Pilgrim’s Pride Proposes to Acquire Gold Kist for $20.00 Per Share in Cash

Provides Approximately 55% Premium to Gold Kist Shareholders

Transaction Valued at Approximately $1.2 Billion

Pittsburg, Texas – August 18, 2006 – Pilgrim’s Pride Corporation (NYSE: PPC) today announced that it has sent a proposal to Gold Kist, Inc. (NASDAQ: GKIS) offering to purchase all of the outstanding shares of Gold Kist common stock for $20.00 per share in cash. The transaction is valued at approximately $1 billion, plus the assumption of Gold Kist’s debt of $144 million. Pilgrim’s Pride’s offer represents a premium of approximately 55% over Gold Kist’s closing stock price of $12.93 on Friday, August 18, 2006.

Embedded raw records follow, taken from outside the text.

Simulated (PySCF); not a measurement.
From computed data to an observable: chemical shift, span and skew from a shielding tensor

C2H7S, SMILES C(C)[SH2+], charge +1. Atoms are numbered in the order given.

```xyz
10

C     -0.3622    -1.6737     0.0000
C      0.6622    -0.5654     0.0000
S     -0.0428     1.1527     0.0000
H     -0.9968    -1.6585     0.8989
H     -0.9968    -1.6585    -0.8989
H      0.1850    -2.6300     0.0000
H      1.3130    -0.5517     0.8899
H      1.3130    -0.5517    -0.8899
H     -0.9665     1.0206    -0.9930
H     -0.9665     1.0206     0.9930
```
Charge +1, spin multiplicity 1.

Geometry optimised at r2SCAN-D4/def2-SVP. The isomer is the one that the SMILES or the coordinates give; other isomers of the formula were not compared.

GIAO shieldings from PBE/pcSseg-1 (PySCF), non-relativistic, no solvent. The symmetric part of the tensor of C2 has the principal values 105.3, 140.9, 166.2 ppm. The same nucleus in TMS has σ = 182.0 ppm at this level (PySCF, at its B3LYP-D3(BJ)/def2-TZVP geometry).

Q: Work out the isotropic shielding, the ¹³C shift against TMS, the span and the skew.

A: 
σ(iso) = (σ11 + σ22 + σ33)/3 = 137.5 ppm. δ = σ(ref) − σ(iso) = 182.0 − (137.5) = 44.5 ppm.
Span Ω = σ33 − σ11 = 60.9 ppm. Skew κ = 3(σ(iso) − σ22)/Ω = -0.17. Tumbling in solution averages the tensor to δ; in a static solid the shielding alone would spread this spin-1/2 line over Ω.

Using consensus earnings estimates for fiscal 2007, Pilgrim’s Pride expects that the transaction will be accretive to earnings per share in the first full year after the completion of the transaction, including approximately $50 million of anticipated synergies expected to come primarily from the optimization of production and distribution facilities and cost savings in purchasing, production, logistics and SG&A.

“We believe the combination of Pilgrim’s Pride and Gold Kist will create the world’s leading chicken producer and result in substantial value creation for our respective shareholders, employees, business partners and other constituencies,” said O.B. Goolsby, Jr., President and Chief Executive Officer of Pilgrim’s Pride. “The combined company will maintain a balanced portfolio of fresh chicken and value-added products and expand its geographic reach and customer base, enabling it to compete more efficiently in the industry and provide even better service to its customers.

“Our proposal provides Gold Kist’s shareholders with a substantial approximately 55% premium for their shares in cash. We look forward to sitting down with the members of Gold Kist’s Board of Directors as soon as possible to work jointly with them to quickly close this transaction,” added Mr. Goolsby.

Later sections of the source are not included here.